I'm a US citizen considering a move abroad, and feel like I'm seeing conflicting things about the tax treatment of capital gains. We're not sure the move would be permanent, so might not sell our house in the US right away. Some sources seem to suggest that if we sold our house in the US while living in Canada, we wouldn't get the usual capital gains deduction, while some don't mention this issue. The IRS says you can't get the exemption if you are "subject to expatriate tax" but I can't figure out what that phrase means (they refer to the guide for aliens, which makes me hope it doesn't apply to US citizens abroad). Can anyone clarify?

  • 1
    The expatriation tax applies if you renounce your US citizenship, so you don't have to worry about that unless you want to.
    – phoog
    Dec 22, 2016 at 4:14

1 Answer 1


For US taxes, you'll be able to utilize the capital gains tax exemption as long as you've lived in the house as your primary residence for 2 of the previous 5 years, which means you have 3 years to decide what to do.

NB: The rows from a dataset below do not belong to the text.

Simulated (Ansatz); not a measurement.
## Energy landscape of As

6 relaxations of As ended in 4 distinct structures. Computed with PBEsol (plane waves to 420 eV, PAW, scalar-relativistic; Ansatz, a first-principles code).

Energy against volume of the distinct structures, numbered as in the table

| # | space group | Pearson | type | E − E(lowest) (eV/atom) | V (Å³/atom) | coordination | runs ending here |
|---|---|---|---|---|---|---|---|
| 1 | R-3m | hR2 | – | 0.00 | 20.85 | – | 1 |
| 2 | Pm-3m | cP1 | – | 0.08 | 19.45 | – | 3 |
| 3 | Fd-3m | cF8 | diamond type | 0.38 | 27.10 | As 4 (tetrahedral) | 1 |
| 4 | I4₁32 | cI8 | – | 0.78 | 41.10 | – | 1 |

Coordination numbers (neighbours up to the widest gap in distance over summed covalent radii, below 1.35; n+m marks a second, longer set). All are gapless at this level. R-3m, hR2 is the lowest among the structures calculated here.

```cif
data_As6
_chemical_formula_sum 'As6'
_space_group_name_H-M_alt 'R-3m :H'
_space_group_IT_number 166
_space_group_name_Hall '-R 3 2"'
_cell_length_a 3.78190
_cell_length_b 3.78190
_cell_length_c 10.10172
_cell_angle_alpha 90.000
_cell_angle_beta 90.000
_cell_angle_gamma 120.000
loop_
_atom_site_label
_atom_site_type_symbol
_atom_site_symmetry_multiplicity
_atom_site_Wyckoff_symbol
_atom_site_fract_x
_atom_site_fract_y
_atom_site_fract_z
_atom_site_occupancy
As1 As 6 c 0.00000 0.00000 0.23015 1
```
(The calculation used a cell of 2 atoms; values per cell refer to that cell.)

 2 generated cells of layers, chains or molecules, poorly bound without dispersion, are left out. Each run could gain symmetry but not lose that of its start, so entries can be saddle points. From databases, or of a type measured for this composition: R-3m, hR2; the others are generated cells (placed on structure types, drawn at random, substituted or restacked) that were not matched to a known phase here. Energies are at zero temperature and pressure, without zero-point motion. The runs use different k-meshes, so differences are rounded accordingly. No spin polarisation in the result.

For Canadian taxes, you don't have to pay capital gains taxes on a home for any period of time it was your permanent residence. Calculating it is a little tricky, but you'd only owe capital gains taxes on the portion of the gains after you moved, not the period it was your primary residence.

I just recently made the move from the US to Canada myself and am working on a tax guide. It'll be up on my site soon. I'm not an accountant or an attorney, though, so I'm basing this off information available through the IRS and CRA.